In this Spotlight we’ll focus on the currency used in Tanzania – the shilling. After a revolving door of currencies, the shilling has managed to remain in place for decades – lending an element of stability to the Tanzanian economy.
Fast Facts: Tanzanian Shilling
- Tanzania Shilling Symbol: x/y
- Tanzania Currency Code: TZS
- Coins: 50, 100, 200, 500 shilingi
- Banknotes: 500, 1000, 2000, 5000, 10000 shilingi
- Tanzanian GDP (nominal): US$47.932 billion (86th)
- Central Bank: Bank of Tanzania
History: Currency used in Tanzania
The shilling as we know it today came into use in 1966, replacing the East African shilling. The latter was used from 1921-1966 in British controlled areas of – no prize for guessing – East Africa. Other currencies used before this include the (British) East African florin (1920-1921), the East African rupee (British, 1906-1920), and the German East African rupie (1890-1916). The semi-autonomous region of Zanzibar also had their own currencies including the Zanzibari rupee and riyal. Since independence (and unification between the mainland and Zanzibar) however, the Tanzanian shilling has remained the national currency.
What is that symbol?
Before moving on to the designs, we should quickly talk about the symbol – x/y. The ‘x’ denotes the amount in shillings (shilingi) while the ‘y’ is the amount in senti (or cents). For example, 100 shillings and 20 senti would be written as 100/20. If a value is zero, a hyphen or equals sign is used. So 100 shillings would be 100/- or 100/=, while 20 senti would be -/20 or =/20. Got it? Good.
Notes and Coins
When coins were first introduced, they had much smaller denominations (namely 5, 20, and 50 senti and 1 shilingi). Over the years however, the denominations have skyrocketed, with the 500 shilingi coin introduced just last year. Since 1997, there have been three main series of banknotes. The first two (1997 and 2003) predominantly featured different animals found in the country (lion, giraffe, you get the idea) mixed with landmarks, famous Tanzanians, and other important symbols of the nation. The most recent series (updated in 2011 with newer security) continues this trend with a mix of landmarks such as the University of Dar es Salaam, animals, important crops or plants (coffee, palm trees, etc.), and former leader Julius Kambarage Nyerere (who is also used in the watermark on each bill).

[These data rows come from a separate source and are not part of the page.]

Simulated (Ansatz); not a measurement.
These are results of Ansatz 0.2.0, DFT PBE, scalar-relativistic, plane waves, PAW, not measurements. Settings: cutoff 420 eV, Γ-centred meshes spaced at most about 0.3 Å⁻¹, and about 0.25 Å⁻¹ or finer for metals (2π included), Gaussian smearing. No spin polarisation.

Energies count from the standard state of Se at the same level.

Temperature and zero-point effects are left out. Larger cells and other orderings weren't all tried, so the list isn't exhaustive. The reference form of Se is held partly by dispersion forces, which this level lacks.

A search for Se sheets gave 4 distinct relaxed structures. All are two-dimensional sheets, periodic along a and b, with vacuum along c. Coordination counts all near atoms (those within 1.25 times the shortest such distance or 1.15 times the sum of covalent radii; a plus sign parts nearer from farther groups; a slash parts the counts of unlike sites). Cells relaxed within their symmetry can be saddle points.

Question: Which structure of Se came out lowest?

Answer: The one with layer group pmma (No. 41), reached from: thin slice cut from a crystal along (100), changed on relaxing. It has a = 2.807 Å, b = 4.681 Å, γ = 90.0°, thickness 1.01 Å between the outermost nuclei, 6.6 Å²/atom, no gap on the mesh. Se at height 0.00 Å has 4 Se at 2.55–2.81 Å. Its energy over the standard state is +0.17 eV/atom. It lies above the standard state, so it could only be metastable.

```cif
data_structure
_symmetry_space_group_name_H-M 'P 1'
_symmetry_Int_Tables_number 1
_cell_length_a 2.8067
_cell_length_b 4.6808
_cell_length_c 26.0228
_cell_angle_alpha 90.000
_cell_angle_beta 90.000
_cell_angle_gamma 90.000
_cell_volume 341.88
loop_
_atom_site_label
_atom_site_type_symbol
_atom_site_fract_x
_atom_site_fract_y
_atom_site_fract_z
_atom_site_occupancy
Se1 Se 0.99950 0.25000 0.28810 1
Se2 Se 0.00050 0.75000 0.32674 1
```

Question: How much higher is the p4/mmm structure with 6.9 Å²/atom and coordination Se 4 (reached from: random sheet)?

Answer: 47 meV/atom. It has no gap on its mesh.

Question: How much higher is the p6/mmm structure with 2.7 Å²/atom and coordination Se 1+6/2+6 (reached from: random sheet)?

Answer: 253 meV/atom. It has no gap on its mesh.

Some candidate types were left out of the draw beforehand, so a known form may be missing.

Since its inception, the TZS has largely fallen in value relative to the USD. We mentioned the high denominations earlier, and this inflation is clearly seen in the value of the TZS. Over the last 10 years, the highest value the TZS reached relative the USD was 1123 TZS to 1 USD in late 2007. Since then, the value has largely dropped, with a few spikes along the way. However, the recent high value of the USD has only compounded this, and the current relative value has fallen greatly, reaching a low of 2305.5 TZS to 1 USD on June 24, 2015.
The value of USD.TZS at time of writing (1:45PM, Aug 7 2015) is 2095.0281
The value of CAD.TZS at time of writing (1:45PM, Aug 7 2015) is 1597.2173
Tanzania’s economy is one of the largest in East Africa, second only to Kenya. While Dar es Salaam is a growing business hub, the economy remains dependent on agriculture, with about 50% of the workforce employed by it. Most of the country’s exports (about 85%) come from agriculture as well. Other important industries include mining, natural gas, and a growing tourism sector.
Since the 1980’s, Tanzania has tried to encourage greater private sector investment – doing away with the previously socialist and state-owned structure. This has helped the economy grow rapidly, however the country still faces many problems. A large external debt and dependence on donations are two of the major ones, as is the high percentage of the population living in poverty.
While there are certainly roadblocks on the road to economic prosperity, Tanzania has managed to grow its economy drastically over the years thanks to a diverse economy (albeit one still dependent on agriculture) as well as increased investment both at home and abroad.